# Cancelling Employment/Entry visa. Important!



## Asafa (Mar 8, 2013)

Hi guys.

I have already raised a similar topic, but would like to clear this one thing up once and for all.

If any one can provide some useful infomration, I would really appreciate it.

My qiestion is ..... If I cancel Entry/Employment Visa from Company A which is now being processed (Its been for 3 weeks now) and sign employment offer with Company B, which then will apply for my visa... Will I get slapped with a labor ban, becasue of canceling Company A Visa. I stress that I am outside of UAE. And my passport is clean.

I think Company A applied for entry visa for me, which later on will be turned into residency visa. Can I still at this point cancel this entry visa and get away with it without any ban? Or do I get banned only after I come to Dubai and register at the airport or wherever it would be necessery. PLease guys, looking forawrd to your replys.


----------



## Chocoholic (Oct 29, 2012)

Well YOU can't cancel anything, the company has to do it. I think the most they'd do is ask you to refund any costs they've paid so far. Don't see how they can ban you when you've not even been in the country yet.

Best bet is to call the MOL and Immigration as really they are the ones with all the answers.


----------



## Elphaba (Jan 24, 2008)

Asafa said:


> Hi guys.
> 
> I have already raised a similar topic, but would like to clear this one thing up once and for all.
> 
> ...


If all you have is an entry visa, that must be cancelled by company A and then company B has to apply for a new entry visa for you in order to enter the country. No residency visa = no ban.

It's best to let company A know as soon as possible that you do not wish to join them as they will have incurred some costs. Common courtesy really.


----------



## Asafa (Mar 8, 2013)

ok it turnes out that Company A has not yet applied for my employment visa. So there is nothig to be canceled. I informed them that I would like to rething the offer, as there has been some delay and my joining date would be different, and becasue of that they have not issued the visa yet.

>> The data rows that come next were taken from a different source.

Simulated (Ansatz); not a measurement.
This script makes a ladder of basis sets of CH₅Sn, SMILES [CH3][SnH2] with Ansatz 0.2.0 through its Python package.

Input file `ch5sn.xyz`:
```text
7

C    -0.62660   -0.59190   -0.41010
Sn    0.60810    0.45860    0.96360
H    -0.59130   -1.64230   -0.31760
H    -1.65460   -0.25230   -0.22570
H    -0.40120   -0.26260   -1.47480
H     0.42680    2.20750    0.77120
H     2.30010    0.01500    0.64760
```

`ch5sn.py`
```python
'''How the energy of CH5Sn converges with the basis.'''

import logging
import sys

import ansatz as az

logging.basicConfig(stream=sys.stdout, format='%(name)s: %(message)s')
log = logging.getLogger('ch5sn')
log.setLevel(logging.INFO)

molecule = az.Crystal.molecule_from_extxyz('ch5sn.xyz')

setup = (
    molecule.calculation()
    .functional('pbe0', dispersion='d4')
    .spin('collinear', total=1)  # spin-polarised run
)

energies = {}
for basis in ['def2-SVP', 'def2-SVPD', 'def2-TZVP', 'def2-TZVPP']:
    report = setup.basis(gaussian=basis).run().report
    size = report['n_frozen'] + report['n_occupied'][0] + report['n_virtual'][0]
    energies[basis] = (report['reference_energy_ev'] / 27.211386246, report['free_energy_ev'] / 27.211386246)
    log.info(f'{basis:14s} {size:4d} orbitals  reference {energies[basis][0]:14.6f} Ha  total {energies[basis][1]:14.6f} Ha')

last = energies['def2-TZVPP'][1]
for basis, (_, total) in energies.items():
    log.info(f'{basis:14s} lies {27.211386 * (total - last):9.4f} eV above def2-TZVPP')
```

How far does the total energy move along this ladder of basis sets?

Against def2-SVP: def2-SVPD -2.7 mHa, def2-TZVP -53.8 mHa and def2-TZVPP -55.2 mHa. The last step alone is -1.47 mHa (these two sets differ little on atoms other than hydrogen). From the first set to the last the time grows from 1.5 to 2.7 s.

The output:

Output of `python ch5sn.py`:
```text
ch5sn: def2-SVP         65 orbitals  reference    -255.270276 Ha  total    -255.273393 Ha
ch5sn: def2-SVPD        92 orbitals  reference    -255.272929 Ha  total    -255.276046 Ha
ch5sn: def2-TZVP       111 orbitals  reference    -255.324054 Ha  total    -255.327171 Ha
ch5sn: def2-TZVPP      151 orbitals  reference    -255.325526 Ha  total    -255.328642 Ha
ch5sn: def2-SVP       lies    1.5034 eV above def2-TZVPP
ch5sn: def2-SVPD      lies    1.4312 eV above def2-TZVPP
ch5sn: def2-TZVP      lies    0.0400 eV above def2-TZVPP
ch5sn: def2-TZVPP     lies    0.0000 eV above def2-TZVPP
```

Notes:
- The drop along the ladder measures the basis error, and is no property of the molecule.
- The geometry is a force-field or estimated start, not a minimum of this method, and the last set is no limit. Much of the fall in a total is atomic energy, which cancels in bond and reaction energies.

The HR coordinator told me I have the right to decide if accepting or not.
In this case if no visa has been filed, I will surely not get a labor ban right? I only signed the employment offer which stted April 12 as a start date, but the date will be cha ged due to delay.


----------



## saraswat (Apr 28, 2012)

Lord have mercy !!!! On two different threads, three different people have told you there will not be any ban applicable without the visa process being completed. To compete the process you will have to sign an official contact with the MOL, if you do not sign then the visa process is effectively stopped until you do accept and sign... Also HR has told you, you have the choice to accept or not...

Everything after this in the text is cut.